Sometimes called Woolsthorpe by Colsterworth, this attractive village in southwestern Lincolnshire is home to Woolsthorpe Manor, the birthplace of Sir Isaac Newton. It was in the orchard beside the manor house that Newton is thought to have had his revelation about the law of gravity. Woolsthorpe Manor is well worth a visit, but spare time for a wander through the pretty village.


The area was settled by the Romans beside Ermine Street, the major road linking London and Lincoln. Another Roman road called High Dyke runs nearby. The village is almost a suburb of nearby Colsterworth, whose name betrays its past as an enclosure for charcoal burners, but at the time of the Domesday Book, both villages had a separate entry.

The name Woolsthorpe comes from a combination of Old English and Scandinavian words meaning 'hamlet belonging to Wulfstan'. At the time of the Domesday Book, the village was held by the Archbishop of York.

Perhaps the oldest building in Woolsthorpe is Chapel House, at 22 Newton Way, which began as a 13th century chapel of ease to the local manor. Villagers who could not get to the church in Colsterworth could worship at the chapel.

The chapel also served as a place for travellers to rest overnight. It was converted into a private dwelling around 1800, which entailed clearing the surrounding burial ground of bones. Cartloads of bones had to be removed to create the current garden and roadway.

The River Witham runs between the two villages, with a low limestone ridge on either side.

When the Great York Road turnpike (later the Great North Road) was opened in 1752 Colsterworth became a major coaching stop, and boasted as many as 10 inns. The village hall is named in honour of Newton and was paid for by public subscription to honour the village's favourite son. There is no church in Wollsthorpe, so Newton was baptised in St John the Baptist church in Colsterworth.

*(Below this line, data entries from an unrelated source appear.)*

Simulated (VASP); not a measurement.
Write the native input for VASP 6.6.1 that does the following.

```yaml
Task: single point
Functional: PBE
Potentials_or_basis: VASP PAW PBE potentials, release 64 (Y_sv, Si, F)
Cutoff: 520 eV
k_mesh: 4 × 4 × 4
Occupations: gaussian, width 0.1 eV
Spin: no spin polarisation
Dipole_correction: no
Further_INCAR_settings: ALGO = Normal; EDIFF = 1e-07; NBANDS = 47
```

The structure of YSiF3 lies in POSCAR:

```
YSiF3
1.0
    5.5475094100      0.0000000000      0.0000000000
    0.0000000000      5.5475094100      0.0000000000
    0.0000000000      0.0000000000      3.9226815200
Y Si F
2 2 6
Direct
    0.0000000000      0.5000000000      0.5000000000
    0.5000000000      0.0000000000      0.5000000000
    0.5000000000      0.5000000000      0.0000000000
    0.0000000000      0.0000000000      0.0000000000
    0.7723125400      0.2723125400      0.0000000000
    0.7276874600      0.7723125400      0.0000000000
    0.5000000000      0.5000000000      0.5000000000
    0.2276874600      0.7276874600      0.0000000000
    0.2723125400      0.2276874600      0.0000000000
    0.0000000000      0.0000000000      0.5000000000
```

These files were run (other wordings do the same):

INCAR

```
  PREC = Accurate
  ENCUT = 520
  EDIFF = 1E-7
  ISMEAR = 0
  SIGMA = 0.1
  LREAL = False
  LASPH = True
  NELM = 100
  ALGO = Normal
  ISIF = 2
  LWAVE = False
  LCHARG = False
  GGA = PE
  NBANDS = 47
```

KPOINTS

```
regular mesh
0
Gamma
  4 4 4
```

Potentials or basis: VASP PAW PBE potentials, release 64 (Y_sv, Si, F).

The church dates to the Saxon period, though much of the early architecture was swept away in a Victorian restoration. One item was preserved, however; a stone sundial plate, which still bears the marks made by Isaac Newton at the age of nine. The young Newton cut the stone with his penknife, and it is now mounted on the wall under a wooden effigy to the great scientist.

There are very few amenities in Woolsthorpe itself; most are clustered in Colsterworth.

There is a second Woolsthorpe village in Lincolnshire, about 5 miles to the north-west, sometimes known as Woolsthorpe by Belvoir.